Sam enjoying his grilled cheese(s).
Sam, Kim and Tony, no doubt discussing the pressing political issues of the day.
Kramer, Matt and Amanda.
Gotta get some punch at The Drink.
Anyway – brownies. Here’s what you’ll need.
Just a little bit of butter and sugar.
Add your cocoa mixture to your butter and sugar mixture, then your flour and chocolate chips.
Spoon dollops of your peanut butter mixture over brownie batter in your prepared pan, then swirl.
Bake for 35-45 minutes, until set.
Once they’ve cooled, dust with powdered sugar and slice.
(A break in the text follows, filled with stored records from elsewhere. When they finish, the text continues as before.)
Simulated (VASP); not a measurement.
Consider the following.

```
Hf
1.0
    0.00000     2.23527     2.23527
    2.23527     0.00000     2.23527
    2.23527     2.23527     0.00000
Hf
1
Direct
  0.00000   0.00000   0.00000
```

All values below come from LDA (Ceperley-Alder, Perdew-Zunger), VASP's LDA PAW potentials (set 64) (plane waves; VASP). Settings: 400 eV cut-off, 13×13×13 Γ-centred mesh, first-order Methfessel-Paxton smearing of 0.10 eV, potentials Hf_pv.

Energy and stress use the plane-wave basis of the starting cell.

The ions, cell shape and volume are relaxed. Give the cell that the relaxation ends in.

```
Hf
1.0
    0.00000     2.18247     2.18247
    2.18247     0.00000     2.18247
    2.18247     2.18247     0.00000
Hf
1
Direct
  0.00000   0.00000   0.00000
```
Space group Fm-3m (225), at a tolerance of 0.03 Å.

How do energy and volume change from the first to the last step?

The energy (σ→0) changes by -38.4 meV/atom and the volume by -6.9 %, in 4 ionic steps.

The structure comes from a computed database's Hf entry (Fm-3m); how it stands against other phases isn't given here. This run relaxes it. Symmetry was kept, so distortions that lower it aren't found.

- 1 cup (2 sticks) unsalted butter
- 2¼ cup granulated sugar
- 4 eggs
- 1¼ cup cocoa powder
- 1 teaspoon baking powder
- 1 teaspoon kosher salt
- 1 tablespoon vanilla extract
- 1½ cups all-purpose flour
- 2 cups chocolate chips
- ¾ cup peanut butter
- ½ cup powdered sugar
- 4 tablespoons unsalted butter, melted
- ½ teaspoon vanilla extract
- ¼ teaspoon kosher salt
- Line and/or grease a 9x13-inch baking pan and set it aside. Preheat your oven to 350 degrees F.
- In a medium sized pot over medium heat, melt your butter, then add in your sugar. Whisk until the mixture is hot and the sugar is shiny, but not bubbling (you don't want it to turn to caramel). Whisk continuously until more of the sugar has dissolved, to about 115 degrees F, then set aside.
- Whisk together your eggs, cocoa powder, baking powder, salt, and vanilla in a large bowl. Add in the hot sugar and butter mixture and whisk until smooth. Add in the flour and chocolate chips and mix until just combined. Spread the batter into your prepared 9x13-inch pan.
- Beat together your peanut butter, powdered sugar, melted butter, vanilla and salt. Spoon dollops of this mixture over the top of your brownies, then swirl with a butter knife or spatula. Bake your brownies for 35-45 minutes, until set (start checking on them around 30 minutes) - a toothpick inserted into the brownies will still have a few crumbs on it, but you don't want them to be too fudgy to the point where you can't slice them. Remember that the brownies will thicken as they cool, too.
- Allow the brownies to cool completely before slicing and sprinkling with powdered sugar, if you like.